Late last night after putting the final touches on this morning’s post, the news came through that Osama bin Laden had been killed, effectively making my commentary about how over scheduled families find themselves in May a tad irrelevant.  So here I sit this morning, rewriting.  The words are flying off my keyboard though, as the cauldron of my thoughts and emotions bubble over.

My initial reaction to the news wasn’t one of joy, but of surprise that we finally found him on some random Sunday.   But as the news sunk in, I started to ask myself if it was okay to feel joy?  It felt twisted.  Luckily the news media effectively gave us permission to celebrate, and my thoughts became more  and more deranged as I hoped whoever killed bin Laden tortured him first, just a little.  Maybe we should have taken him alive, strapped him to a plane and … well you know the rest.  I am more twisted than I thought.

I marveled at the footage of bin Laden which was a constant companion to the every talking head on every channel.  The guy still looks like a friendly old man, maybe a professor or uncle, who tells really long boring stories.  He never looked sinister to me. He and Bernie Madoff could easily be playing chess in a park somewhere in Brooklyn and go completely unnoticed.  Seems like that version of events isn’t far from the truth for either of them.

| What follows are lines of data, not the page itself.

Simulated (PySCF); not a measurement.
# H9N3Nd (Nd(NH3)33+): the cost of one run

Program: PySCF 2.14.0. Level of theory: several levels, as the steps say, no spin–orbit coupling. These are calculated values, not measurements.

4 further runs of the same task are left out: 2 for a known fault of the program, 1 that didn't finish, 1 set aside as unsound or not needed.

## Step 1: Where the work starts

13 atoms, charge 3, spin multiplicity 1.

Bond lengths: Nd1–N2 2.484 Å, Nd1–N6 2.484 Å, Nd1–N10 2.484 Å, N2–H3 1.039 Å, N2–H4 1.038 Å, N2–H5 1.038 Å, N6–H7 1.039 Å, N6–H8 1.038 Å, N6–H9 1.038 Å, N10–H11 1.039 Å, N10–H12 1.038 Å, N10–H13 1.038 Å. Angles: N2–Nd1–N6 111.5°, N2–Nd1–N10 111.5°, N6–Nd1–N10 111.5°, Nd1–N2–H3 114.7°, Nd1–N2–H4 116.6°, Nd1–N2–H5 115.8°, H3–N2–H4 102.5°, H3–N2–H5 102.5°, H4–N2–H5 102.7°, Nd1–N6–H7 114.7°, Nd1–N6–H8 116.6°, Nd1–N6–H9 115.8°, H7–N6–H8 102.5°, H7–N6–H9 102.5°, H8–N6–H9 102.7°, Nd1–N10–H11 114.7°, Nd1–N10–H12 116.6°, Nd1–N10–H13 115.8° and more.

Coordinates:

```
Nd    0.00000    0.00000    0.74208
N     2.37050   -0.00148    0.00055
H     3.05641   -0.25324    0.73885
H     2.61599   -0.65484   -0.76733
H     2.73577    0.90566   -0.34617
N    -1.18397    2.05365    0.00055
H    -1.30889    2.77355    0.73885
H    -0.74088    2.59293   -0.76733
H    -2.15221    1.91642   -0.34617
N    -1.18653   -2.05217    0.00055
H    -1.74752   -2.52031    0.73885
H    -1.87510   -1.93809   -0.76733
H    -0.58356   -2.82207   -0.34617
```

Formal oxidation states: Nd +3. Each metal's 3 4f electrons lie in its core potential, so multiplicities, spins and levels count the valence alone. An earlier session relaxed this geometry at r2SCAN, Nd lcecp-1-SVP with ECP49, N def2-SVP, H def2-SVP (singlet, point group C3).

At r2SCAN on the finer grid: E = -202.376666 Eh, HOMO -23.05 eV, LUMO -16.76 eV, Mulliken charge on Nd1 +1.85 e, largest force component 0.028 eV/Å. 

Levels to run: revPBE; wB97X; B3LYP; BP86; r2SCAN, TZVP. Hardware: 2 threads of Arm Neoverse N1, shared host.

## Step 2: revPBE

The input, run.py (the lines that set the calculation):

Is this really going to change anything?  Sure we killed the most evil villain in the world since Adolph Hitler but I guarantee you I still won’t be able to carry the 5 oz bottle of my new Burberry fragrance on a flight anytime soon.  While part of me fantasizes about the world going back to the way it was before 9-11, the other part is sure al Qaeda is going exact revenge.  What kind of organization doesn’t have a succession plan?  Any one of those guys doing the monkey bars in the dessert could throw on a turban and throw up a YouTube video and boom, we are back where we started.

I watched as the crowd gathered in front of the White House and later in NYC and wanted to jump on the Acela to them in unity.  Soon I realized that the White House revelers were comprised almost entirely of students from G.W. and I imagined the NYC folks were the same people who hang out in Times Square on New Year’s Eve.  Suddenly I lost my motivation.  Any contemporaries of mine who were still awake at that hour were watching safely in their homes. I am old.

Still, I wanted to call people late last night.  Lucky for my friends and family, better sense prevailed and I texted and emailed folks to see who was still up.  Very few were.  Or they were ignoring me.  And after assessing the impact and the pending coverage for the next year week, I determined that this was not “wake people up news”.  It was big but not big enough that people wouldn’t be pissed off to be risen from a sound sleep at midnight.

I wonder how my boys will react this morning.  We keep the talk of terrorism at as low a level as possible in this house.  Chase will undoubtedly want to know who got the $25 million dollar reward.  (I kinda would like to know that, too)  Noah will somehow turn the conversation into a theoretical discussion involving Black Ops (the game, not the actual unit).

The one image of 9/11 that sticks in my mind is watching the Twin Towers burn on the television as 3 year old Noah was at pre-school and Chase, not yet 2, played on the floor in the den.  At that time, the newscasters said that our world was going to change forever, a concept I believed but couldn’t even begin to grasp.  They said the same thing last night and again I wait with Americans everywhere to understand what it means with only the highest hopes that world will be a better and safer place.  And maybe gas prices will come down.  Just a little.